Adafruit have taken Raspberry Pi’s RP2040, the same SoC found in the Raspberry Pi Pico, and placed it into something different. A USB key shaped device with no GPIO and limited connectivity. What were they thinking? Adafruit have created a range of RP2040 powered boards, from their smallest, QT Py RP2040 to their largest Feather RP2040 all feature a selection of GPIO pins and most come with extra features.
For Adafruit’s latest RP2040 board we have a board designed around Adafruit’s Trinkey form factor that sees a Trinket style device merged with the convenience of a USB key. Trinkey QT2040 is designed for plug and play use and can be connected to any computer running any operating system.
Trinkey QT2040 offers a quick and simple means to build projects with the power of the RP2040 and so we did just that with a series of sensors connected via the handy Stemma Q / Qwiic connector.
Adafruit Trinkey QT2040 Hardware Specifications
|System on Chip||RP2040 microcontroller chip designed by Raspberry Pi in the United Kingdom. Dual-core Arm Cortex M0+ processor, flexible clock running up to 133 MHz. 264KB of SRAM, and 8MB of on-board Flash memory||Row 0 - Cell 2|
|GPIO||STEMMA QT / Qwiic port for I2C connectivity NeoPixel (WS2812B) RGB LED User programmable BOOT button||Row 1 - Cell 2|
|Power / USB||USB A built into extra thick PCB||Row 2 - Cell 2|
|Dimensions||1 x 0.7 inches (2.54 x 17.8 mm)||Row 3 - Cell 2|
Design and Use of the Adafruit Trinkey QT2040
Quite obviously Adafruit’s Trinkey QT2040 centers on the USB-A connection. No trailing wires just plug in and start hacking. Adafruit’s Trinkey range of boards all follow this practice, but the Trinkey QT2040 is the first to be powered by Raspberry Pi’s RP2040 SoC. Previous Trinkeys were powered by an Atmel SAMD21 SoC. Due to Adafruit Trinkey QT2040 size there are no traditional breadboard compatible pins, rather we have a single Stemma QT / Qwiic connector which can be used with compatible devices, including sensors and screens. Stemma QT / Qwiic components can be chained together to build projects, for example we connected an AS7341 10 channel spectrometer and a BME688 air quality sensor to Trinkey QT2040 and read live data, displayed via the Python Shell (REPL). Trinket QT2040 also features a single NeoPixel, which if left unprogrammed will show any errors by blinking the LED for a set number of times, and in a set color. We can use the NeoPixel in our projects thanks to a simple CircuitPython library that abstracts most of the complexities, including abstracting the GPIO pin instead we have a named reference (board.NEOPIXEL). The user programmable BOOT button is typically used to set the board into a mode where new firmware can be flashed. This button can also be used in our projects and it too has an abstracted named reference (board.BUTTON) which can be used to trigger actions in our code.

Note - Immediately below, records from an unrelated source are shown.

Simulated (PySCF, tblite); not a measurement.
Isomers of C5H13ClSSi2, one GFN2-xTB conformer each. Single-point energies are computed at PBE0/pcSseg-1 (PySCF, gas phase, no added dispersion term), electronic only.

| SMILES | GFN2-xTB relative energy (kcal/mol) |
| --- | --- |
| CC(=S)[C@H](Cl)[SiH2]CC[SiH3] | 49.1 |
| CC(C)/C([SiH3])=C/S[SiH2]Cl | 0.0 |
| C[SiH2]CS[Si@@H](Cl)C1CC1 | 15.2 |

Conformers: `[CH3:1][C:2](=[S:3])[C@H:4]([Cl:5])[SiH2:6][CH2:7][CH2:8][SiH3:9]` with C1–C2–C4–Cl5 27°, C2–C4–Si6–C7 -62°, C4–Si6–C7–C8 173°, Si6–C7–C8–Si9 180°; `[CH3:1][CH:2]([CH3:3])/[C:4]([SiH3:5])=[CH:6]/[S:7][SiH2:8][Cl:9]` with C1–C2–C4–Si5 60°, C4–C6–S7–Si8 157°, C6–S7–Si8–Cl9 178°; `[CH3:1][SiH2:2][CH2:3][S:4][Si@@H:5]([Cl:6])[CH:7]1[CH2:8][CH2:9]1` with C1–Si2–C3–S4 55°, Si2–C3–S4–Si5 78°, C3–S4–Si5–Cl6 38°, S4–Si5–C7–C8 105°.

Physically Trinkey QT2040 is slightly larger than the QT Py RP2040 but this is a good thing as Trinkey QT2040 has been designed to take advantage of many Stemma QT components that have a similar footprint. Using the four M2.5 screw holes we can stack components atop one another and by using short Stemma QT cables we can build neat and powerful projects.
Trinkey QT2040 is compatible with C / C++ and MicroPython, but to get the best from this board we really need to use CircuitPython. With CircuitPython we have an easy to use dialect of Python 3, a large selection of libraries ensuring we can pick up and connect a Stemma QT / Qwiic board and start hacking. CircuitPython is the ideal way to experience Trinkey QT2040.
Use Cases for the Adafruit Trinkey QT2040
The lack of a traditional GPIO is a hindrance for Trinkey QT2040, but it is by no means a write off. The USB form factor means that Trinkey QT2040 can be connected to a computer which requires quick access to a hardware hacking platform. Need to hack some I2C components, Trinkey QT2040 will enable you to plug in and hack. But that is not all that Trinkey QT2040 can do. We can build our project using various Stemma QT / Qwiic boards and connect directly to a USB power bank with no extra wires. An example of this type of project is a data collection device, which uses sensors to retrieve temperature, humidity, air quality and store the data to the generous 8MB of flash storage. We can then retrieve the Trinkey QT2040 project and connect to a computer to interpret the data. The M2.5 mounting holes and Stemma QT connection make this really simple to build and exceptionally uncluttered.
Adafruit Trinkey QT2040 is not a board for everyone. The lack of traditional GPIO will put some off, but the convenience of USB A and Stemma QT / Qwiic elevates this board to a Swiss Army Knife of a tool. It has everything that we need to collect data from compatible sensors. It can be powered from any USB port, and it is compact. The Trinkey range of boards are niche, but they get the job done. The USB A connection is extremely welcome and useful but as laptops move towards USB C we ask ourselves if a future version of this board will come with the newer connection?